I am thrilled to open my mailbox and find a dinner party invitation from a certain Indian friend. She's a fabulous cook and my mouth waters to think of her cumin-tinged roasted eggplant. But mostly, I'm eager to see what she's wearing.

Invariably, she greets us in a richly hued sari so stunning that it leaves her dinner guests feeling utterly unimaginative. This time it's embellished with embroidered swirls and tiny reflective mirrors, the kind of textile decoration associated with her native Rajasthan, a partially desert region bordering Pakistan.

Indian textiles count among the richest craft legacies on Earth, encompassing literally thousands of local styles and techniques. Textiles from Rajasthan represent an entire tradition with many sub-specialties, from wood-block prints to tie-dyed cottons and a litany of embroidery techniques long enough to fill a glossary of their own. Through the centuries these rich regional fabrics have constituted a valuable part of women's wedding trousseaus and dowries, identified social status and class, and—through elaborate color symbolism—even conveyed details about the wearer like her hometown and if she is the mother of a boy.

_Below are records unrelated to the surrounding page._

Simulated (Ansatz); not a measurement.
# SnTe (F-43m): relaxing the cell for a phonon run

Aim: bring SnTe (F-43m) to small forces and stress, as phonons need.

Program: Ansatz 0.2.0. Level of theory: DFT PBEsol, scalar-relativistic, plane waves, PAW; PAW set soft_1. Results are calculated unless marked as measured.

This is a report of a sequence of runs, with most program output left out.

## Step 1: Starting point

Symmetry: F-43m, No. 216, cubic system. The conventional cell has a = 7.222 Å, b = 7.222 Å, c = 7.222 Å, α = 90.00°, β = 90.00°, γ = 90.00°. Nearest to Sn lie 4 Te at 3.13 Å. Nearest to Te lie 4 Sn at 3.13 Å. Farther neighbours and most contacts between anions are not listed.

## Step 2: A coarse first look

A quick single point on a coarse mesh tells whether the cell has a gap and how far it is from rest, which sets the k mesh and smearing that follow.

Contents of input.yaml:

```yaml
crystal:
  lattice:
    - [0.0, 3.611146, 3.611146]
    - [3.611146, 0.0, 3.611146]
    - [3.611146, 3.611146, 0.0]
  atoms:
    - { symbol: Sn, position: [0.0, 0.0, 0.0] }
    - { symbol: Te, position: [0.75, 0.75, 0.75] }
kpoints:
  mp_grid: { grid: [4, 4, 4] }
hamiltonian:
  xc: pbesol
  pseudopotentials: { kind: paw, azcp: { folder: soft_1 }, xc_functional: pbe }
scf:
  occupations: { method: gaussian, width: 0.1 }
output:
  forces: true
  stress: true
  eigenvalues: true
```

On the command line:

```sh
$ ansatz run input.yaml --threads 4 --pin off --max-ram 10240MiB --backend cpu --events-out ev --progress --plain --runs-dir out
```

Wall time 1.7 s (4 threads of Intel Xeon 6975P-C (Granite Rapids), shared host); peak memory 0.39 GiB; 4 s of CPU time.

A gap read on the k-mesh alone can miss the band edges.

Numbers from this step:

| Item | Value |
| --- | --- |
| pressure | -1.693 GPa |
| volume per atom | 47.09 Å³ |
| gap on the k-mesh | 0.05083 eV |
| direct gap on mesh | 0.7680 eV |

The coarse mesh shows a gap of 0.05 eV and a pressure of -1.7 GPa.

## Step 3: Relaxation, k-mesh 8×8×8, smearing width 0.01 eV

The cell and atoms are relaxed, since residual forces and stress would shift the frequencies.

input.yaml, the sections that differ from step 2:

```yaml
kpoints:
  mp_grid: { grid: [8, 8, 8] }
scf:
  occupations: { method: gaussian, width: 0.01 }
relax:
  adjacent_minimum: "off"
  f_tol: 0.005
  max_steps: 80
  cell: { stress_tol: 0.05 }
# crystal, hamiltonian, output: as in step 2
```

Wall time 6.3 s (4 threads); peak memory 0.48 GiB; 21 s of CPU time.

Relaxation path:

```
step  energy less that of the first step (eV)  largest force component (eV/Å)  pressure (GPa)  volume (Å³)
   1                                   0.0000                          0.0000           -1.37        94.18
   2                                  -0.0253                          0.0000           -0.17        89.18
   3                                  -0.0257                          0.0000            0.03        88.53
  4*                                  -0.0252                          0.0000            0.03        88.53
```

Artisans in Rajasthan begin with cotton threads woven on traditional wooden horizontal looms. Many weavers still use vegetable dyes, including those concocted from turmeric, indigo, saffron, and pomegranate, infused into the fabric with the waters of local rivers. The result: the characteristic vibrant reds, blues, oranges, and yellows so closely associated with Rajasthan, colors that also imbue the region's food and architecture.